Valentines Day Problem 1.

Using the diagram above and the law of cosines on $\triangle{CEF}$ with included $m\angle{ECF} = 45^{\circ}$ we have:

$(r - \dfrac{a}{2})^2 = (\sqrt{2}a - r)^2 + \dfrac{a^2}{4} - 2(\dfrac{a}{2})(\dfrac{\sqrt{2}a - r}{\sqrt{2}} ) \implies$

$4r^2 - 4ar + a^2 = 8a^2 - 8\sqrt{2}ar - 4r^2 + a^2 - 2\sqrt{2}a(\sqrt{2}a - r) \implies$

$-4ar = -6\sqrt{2}ar + 4a^2 \implies 2(3\sqrt{2} - 2)ar = 4a^2 \implies r = \dfrac{3\sqrt{2} + 2}{7}a$

$\implies \dfrac{A_{c}}{A_{s}} = \dfrac{(3\sqrt{2} + 2)^2}{49}\pi = \dfrac{2(11 + 6\sqrt{2})}{49}\pi =$

$\dfrac{\alpha(\beta + \gamma\sqrt{\alpha})}{\omega}\pi \implies \alpha + \beta + \gamma + \omega = \boxed{68}$ .

Label the diagram as follows, and let the sides of the square be $s$ and the radius of the blue circle be $r$ .

By the properties of a square, $EG = EB = EC = EH = \cfrac{s}{2}$ , $GA = \cfrac{\sqrt{2}s}{2}$ , and $\angle EGF = 45°$ .

Then $EF = HF - HE = r - \cfrac{s}{2}$ and $FG = FA - GA = r - \cfrac{\sqrt{2}s}{2}$ .

By the law of cosines on $\triangle EFG$ , $EF^2 = EG^2 + FG^2 - 2 \cdot EG \cdot FG \cdot \cos \angle EGF$ , or $\bigg(r - \cfrac{s}{2}\bigg)^2 = \bigg(\cfrac{s}{2} \bigg)^2 + \bigg(r - \cfrac{\sqrt{2}s}{2} \bigg)^2 - 2 \cdot \bigg(\cfrac{s}{2} \bigg) \cdot \bigg(r - \cfrac{\sqrt{2}s}{2} \bigg) \cdot \cos 45°$ , which solves to $r = \cfrac{2 + 3\sqrt{2}}{7}s$ .

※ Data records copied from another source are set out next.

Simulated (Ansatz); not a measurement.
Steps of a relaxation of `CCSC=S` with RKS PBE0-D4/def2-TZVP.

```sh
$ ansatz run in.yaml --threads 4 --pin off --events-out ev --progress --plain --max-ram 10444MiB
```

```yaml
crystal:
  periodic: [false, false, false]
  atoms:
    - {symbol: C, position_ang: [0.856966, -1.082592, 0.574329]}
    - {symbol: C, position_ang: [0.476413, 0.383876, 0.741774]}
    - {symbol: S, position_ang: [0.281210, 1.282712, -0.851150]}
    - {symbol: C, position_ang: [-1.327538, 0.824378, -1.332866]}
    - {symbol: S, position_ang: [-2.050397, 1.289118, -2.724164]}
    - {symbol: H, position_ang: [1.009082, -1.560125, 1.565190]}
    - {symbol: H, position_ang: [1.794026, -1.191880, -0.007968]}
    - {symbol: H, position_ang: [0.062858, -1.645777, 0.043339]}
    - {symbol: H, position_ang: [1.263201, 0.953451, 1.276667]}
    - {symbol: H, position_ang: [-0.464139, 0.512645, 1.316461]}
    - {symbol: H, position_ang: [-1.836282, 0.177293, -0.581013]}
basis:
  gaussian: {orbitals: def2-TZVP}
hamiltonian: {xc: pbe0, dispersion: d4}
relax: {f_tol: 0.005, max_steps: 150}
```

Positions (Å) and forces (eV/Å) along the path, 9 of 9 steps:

Therefore, $\cfrac{A_c}{A_s} = \cfrac{\pi r^2}{s^2} = \cfrac{\pi (\frac{2 + 3\sqrt{2}}{7}s)^2}{s^2} = \cfrac{2(11 + 6\sqrt{2})}{49}\pi$ , so that $\alpha = 2$ , $\beta = 11$ , $\gamma = 6$ , $\omega = 49$ , and $\alpha + \beta + \gamma + \omega = \boxed{68}$ .